Published: September 8, 2000 (Issue # 601)


One of the 12 candidates who have registered to run for a vacant State Duma slot in St. Petersburg now looks to be on the run from the law, as federal prosecutors this week issued a warrant for his arrest.

Mikhail Zhivilo, a Moscow-based businessman who owns the MIKOM metallurgical investment company, is being sought by the Prosecutor General's Office for his alleged involvement in an assassination attempt on the governor of the Kemerovo region, Aman Tuleyev, which the FSB said it had foiled in June.

"We have enough reason to suspect Zhivilo as having organized the assassination attempt against Tuleyev," said Boris Skopin, a spokesman for the FSB in Novosibirsk, in a telephone interview Thursday.

Zhivilo, however - who along with his brother Yury, MIKOM vice president, was one of the first candidates to be officially registered for district No. 209 - is still at large, with a number of local media reports speculating that he may have fled abroad.

Galina Zelyanina, a member of district No. 209's electoral committee, said that although candidates and their representatives are not generally obliged to let the committee know about their current activities, no committee members had seen or heard from Zhivilo or his brother since Aug. 3, when they registered.

"We have not been informed by [the Prosecutor General's Office] of the arrest warrant out on Zhivilo," she said. "But we don't know if he has even arranged meetings with voters since [registering]."

Yury Zhivilo is not considered a suspect in the case, said Skopin.

Federal prosecutors were effectively giving their backing on Wednesday to an initial arrest warrant issued Sept. 1 by their counterparts in Novosibirsk, thus bypassing the legal immunity Zhivilo acquired when he registered as a candidate.

Skopin said that Novosibirsk investigators, who opened the case in June, had initially considered Zhivilo as a "valuable witness" in the assassination case. Zhivilo was repeatedly summoned to give his testimony, but failed to show up.

Following several unsuccessful attempts to find Zhivilo at his permanent residence in Moscow, detectives then made him an actual suspect.

In early August, FSB agents from Novosibirsk came to the capital to search MIKOM's offices. The FSB took away a number of company documents.

Zhivilo had had several disputes with Tuleyev over a number of metallurgical plants in the Kemerovo region, located in Western Siberia, as well as general strategies in Russia's aluminum market.

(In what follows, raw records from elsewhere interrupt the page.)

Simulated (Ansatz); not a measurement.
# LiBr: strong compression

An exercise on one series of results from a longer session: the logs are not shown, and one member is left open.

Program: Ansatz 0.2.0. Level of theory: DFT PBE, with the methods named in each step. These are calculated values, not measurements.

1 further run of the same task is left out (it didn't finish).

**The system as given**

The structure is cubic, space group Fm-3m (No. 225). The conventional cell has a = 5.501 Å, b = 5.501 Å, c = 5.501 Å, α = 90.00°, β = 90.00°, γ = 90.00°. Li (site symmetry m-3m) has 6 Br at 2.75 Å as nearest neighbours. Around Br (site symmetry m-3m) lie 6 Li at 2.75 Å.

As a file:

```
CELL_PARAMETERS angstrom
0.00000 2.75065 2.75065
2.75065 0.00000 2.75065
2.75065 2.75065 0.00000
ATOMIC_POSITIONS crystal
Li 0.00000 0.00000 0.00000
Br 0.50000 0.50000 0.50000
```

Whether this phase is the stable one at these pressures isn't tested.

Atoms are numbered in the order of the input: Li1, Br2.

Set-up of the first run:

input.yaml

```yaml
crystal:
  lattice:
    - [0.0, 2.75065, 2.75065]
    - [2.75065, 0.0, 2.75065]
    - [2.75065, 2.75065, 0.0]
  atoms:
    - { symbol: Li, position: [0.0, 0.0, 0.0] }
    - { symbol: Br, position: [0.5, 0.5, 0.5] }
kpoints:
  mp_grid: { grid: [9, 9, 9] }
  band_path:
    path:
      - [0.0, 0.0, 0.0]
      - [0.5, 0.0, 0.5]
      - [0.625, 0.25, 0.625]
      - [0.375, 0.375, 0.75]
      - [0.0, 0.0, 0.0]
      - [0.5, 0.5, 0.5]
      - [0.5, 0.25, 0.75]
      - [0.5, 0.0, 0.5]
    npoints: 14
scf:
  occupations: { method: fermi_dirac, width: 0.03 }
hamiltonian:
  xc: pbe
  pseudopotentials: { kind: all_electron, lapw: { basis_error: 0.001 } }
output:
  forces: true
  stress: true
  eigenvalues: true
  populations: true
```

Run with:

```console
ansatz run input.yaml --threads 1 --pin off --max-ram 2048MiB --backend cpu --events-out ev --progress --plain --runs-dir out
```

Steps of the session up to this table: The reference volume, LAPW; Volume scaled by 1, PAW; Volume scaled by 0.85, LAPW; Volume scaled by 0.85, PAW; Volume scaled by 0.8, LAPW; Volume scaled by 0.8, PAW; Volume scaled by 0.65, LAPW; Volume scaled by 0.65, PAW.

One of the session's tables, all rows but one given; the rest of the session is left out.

Tuleyev, who came in fourth in the March presidential elections, said that the plot to kill him appeared linked to control of the metals industry, one of the most lucrative and allegedly crime-ridden sectors of the economy, according to The Associated Press.

In December 1999, Tuleyev sent regional police into the Kuznetsk steel mill, which is majority-owned by MIKOM, to oust a top manager. Several MIKOM employees were arrested.

Tuleyev's administration also declared three plants owned by MIKOM bankrupt earlier this year, and assigned representatives from the rival Siberian Aluminum conglomerate to take over.

Already in custody is Alexander Tikhonov, a former Olympic champion biathlete turned food-industry businessman, whose assets include a bakery and a meat-processing factory. Tikho nov, originally from Novosibirsk, and his brother Viktor were arrested on Aug. 8, and accused of attempting to carry out the hit on Tuleyev, said Andrei Chernyshenko, an FSB investigator in Novosibirsk, by telephone on Thursday. They are being held at Moscow's Lefortovo prison.

Zhivilo and Tikhonov are said to have long-standing personal and financial ties. Zhivilo also helped Tikhonov with finances in his January campaign to become governor of the Moscow region. Retired Gen. Boris Gromov actually won that election.

Both Interfax and The Associated Press quoted MIKOM representatives as saying the case against Zhivilo was groundless, and that it was linked instead to the aluminum disputes.

Valentina Titova, the secretary for district No. 209's electoral committee, would not disclose the names or contact numbers of the Zhivilo brothers' representatives. She would not refer to any election rules that might prevent her from provide this information.